Goblin-COM 7DRL 2015

Yesterday I completed my third entry to the annual Seven Day Roguelike (7DRL) challenge (previously: 2013 and 2014). This year’s entry is called Goblin-COM.

As with previous years, the ideas behind the game are not all that original. The goal was to be a fantasy version of classic X-COM with an ANSI terminal interface. You are the ruler of a fledgling human nation that is under attack by invading goblins. You hire heroes, operate squads, construct buildings, and manage resource income.

The inspiration this year came from watching BattleBunny play OpenXCOM, an open source clone of the original X-COM. It had its major 1.0 release last year. Like the early days of OpenTTD, it currently depends on the original game assets. But also like OpenTTD, it surpasses the original game in every way, so there’s no reason to bother running the original anymore. I’ve also recently been watching One F Jef play Silent Storm, which is another turn-based squad game with a similar combat simulation.

As in X-COM, the game is broken into two modes of play: the geoscape (strategic) and the battlescape (tactical). Unfortunately I ran out of time and didn’t get to the battlescape part, though I’d like to add it in the future. What’s left is a sort-of city-builder with some squad management. You can hire heroes and send them out in squads to eliminate goblins, but rather than dropping to the battlescape, battles always auto-resolve in your favor. Despite this, the game still has a story, a win state, and a lose state. I won’t say what they are, so you have to play it for yourself!

Terminal Emulator Layer

My previous entries were HTML5 games, but this entry is a plain old standalone application. C has been my preferred language for the past few months, so that’s what I used. Both UTF-8-capable ANSI terminals and the Windows console are supported, so it should be perfectly playable on any modern machine. Note, though, that some of the poorer-quality terminal emulators that you’ll find in your Linux distribution’s repositories (rxvt and its derivatives) are not Unicode-capable, which means they won’t work with G-COM.

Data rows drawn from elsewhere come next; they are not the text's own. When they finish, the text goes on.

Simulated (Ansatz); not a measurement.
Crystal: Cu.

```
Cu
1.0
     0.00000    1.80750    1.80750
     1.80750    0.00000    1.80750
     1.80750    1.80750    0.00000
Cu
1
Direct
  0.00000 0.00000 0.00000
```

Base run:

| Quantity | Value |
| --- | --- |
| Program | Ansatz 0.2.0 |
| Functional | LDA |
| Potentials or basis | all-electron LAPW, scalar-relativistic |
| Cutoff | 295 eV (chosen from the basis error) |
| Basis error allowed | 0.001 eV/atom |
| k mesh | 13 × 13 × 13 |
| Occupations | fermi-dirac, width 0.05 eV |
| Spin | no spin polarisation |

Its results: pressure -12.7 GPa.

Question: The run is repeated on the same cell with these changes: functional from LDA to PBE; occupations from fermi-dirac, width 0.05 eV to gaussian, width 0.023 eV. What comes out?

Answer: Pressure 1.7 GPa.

I didn’t make use of ncurses, instead opting to write my own terminal graphics engine. That’s because I wanted a single, small binary that was easy to build, and I didn’t want to mess around with PDCurses. I’ve also been studying the Win32 API lately, so writing my own terminal platform layer would rather easy to do anyway.

I experimented with a number of terminal emulators — LXTerminal, Konsole, GNOME/MATE terminal, PuTTY, xterm, mintty, Terminator — but the least capable “terminal” by far is the Windows console, so it was the one to dictate the capabilities of the graphics engine. Some ANSI terminals are capable of 256 colors, bold, underline, and strikethrough fonts, but a highly portable API is basically limited to 16 colors (RGBCMYKW with two levels of intensity) for each of the foreground and background, and no other special text properties.

ANSI terminals also have a concept of a default foreground color and a default background color. Most applications that output color (git, grep, ls) leave the background color alone and are careful to choose neutral foreground colors. G-COM always sets the background color, so that the game looks the same no matter what the default colors are. Also, the Windows console doesn’t really have default colors anyway, even if I wanted to use them.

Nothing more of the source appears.